A Third Way: Other Voices on School Reform
A new group has organized around the proposition that fixing D.C.'s schools will require nurturing and developing teachers -- not just threatening them with dismissal for failing to raise student test scores.
Teachers and Parents for Real Education Reform, which gathered at Nineteenth Street Baptist Church last night, was co-founded by a core of activists who agree with Chancellor Michelle A. Rhee that DCPS is in need of dramatic change. But they say that school reform requires a broader conversation than the one taking place between Rhee and the Washington Teachers Union (WTU) over a new labor contract.
"Our purpose this evening is to change the subject," said Kerry Sylvia, a social studies teacher at Cardozo and a co-founder of the group, which opposes Rhee's two-tier salary plan that weakens tenure protections in exchange for the highest salaries. Sylvia and other members believe it places too much unaccountable power in the hands of school principals and other administrators.

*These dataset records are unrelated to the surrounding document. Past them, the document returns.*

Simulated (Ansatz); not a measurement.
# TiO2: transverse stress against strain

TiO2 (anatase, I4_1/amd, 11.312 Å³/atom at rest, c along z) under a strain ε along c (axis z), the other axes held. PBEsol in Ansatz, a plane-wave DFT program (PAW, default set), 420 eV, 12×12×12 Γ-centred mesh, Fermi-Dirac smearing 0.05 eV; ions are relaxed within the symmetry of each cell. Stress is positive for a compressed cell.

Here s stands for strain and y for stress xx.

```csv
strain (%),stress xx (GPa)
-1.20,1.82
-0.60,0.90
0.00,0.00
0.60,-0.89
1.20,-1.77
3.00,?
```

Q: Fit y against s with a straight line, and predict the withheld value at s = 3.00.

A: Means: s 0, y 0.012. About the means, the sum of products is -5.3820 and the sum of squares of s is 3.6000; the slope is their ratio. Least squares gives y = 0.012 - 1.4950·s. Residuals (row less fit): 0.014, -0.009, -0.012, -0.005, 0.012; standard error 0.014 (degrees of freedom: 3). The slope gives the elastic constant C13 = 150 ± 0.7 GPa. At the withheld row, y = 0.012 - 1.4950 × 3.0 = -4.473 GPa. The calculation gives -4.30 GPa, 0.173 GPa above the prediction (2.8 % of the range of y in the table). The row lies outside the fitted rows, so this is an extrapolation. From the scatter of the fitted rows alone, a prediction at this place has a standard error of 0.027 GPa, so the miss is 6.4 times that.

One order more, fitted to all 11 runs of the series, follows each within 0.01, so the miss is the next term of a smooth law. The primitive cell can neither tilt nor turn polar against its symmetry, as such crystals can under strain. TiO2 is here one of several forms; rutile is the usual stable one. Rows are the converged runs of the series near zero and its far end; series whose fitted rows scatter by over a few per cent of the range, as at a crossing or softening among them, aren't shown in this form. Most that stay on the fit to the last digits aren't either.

Sylvia and other co-founders, including Hart Middle School teacher Elizabeth Davis and parent advocate Margot Berkey, also say the labor talks have been virtually mute on the subject of developing the skills of teachers. They want a new contract to include stronger provisions for mentoring, professional development and a much clearer definition of what good teaching is supposed to look like.
The audience of about 100 heard from three major advocates of teacher development: outgoing Prince George's County Superintendent John Deasy, American Federation of Teachers president Randi Weingarten and Jen Whitman, a Montgomery County teacher who helps to run the school system's Peer Assistance Program.
Whitman, the least prominent of the three, was the most direct in questioning the District's commitment to raising teacher quality. "It seems that the leadership of D.C. schools is not moving in the direction of systematic support for teachers," she said, to a burst of applause.
She described the county's system of "consulting teachers," assigned to novice instructors or experienced ones who have received "below standard" evaluations from teachers. They receive counseling, classroom observations and intensive work with guidelines established by the National Board for Professional Teaching Standards.
Those that do not improve after two years are subject to dismissal. But until then, she said, "The idea is to grow the capacity of that individual."
Deasy, who soon will leave Prince George's to join the Bill and Melinda Gates Foundation, took pains to emphasize that he was not commenting on any aspect of Rhee's performance. He said his administration placed a high priority on teacher development and what he called "reciprocal accountability." His message to teachers: "I can't hold you to a high standard if I haven't invested in your ability to do the work."
Weingarten said there have always been two ways of looking at reform. One is a "business model" which holds that "as long as someone cracks the whip a little bit harder, then achievement will soar." The other works to build the capacity of teachers and parents to serve the child.
Weingarten was also reluctant to address the specifics of Rhee's battle with the WTU, but strongly suggested that both parties need to find common ground in a system that holds teachers accountable for student achievement but also honors the craft of teaching. She said that with the Obama administration taking office, Washington's efforts at education reform will be more closely watched than ever before.
"The world beyond education wants it to work so badly here," she said. "We need models. We need models where it can work."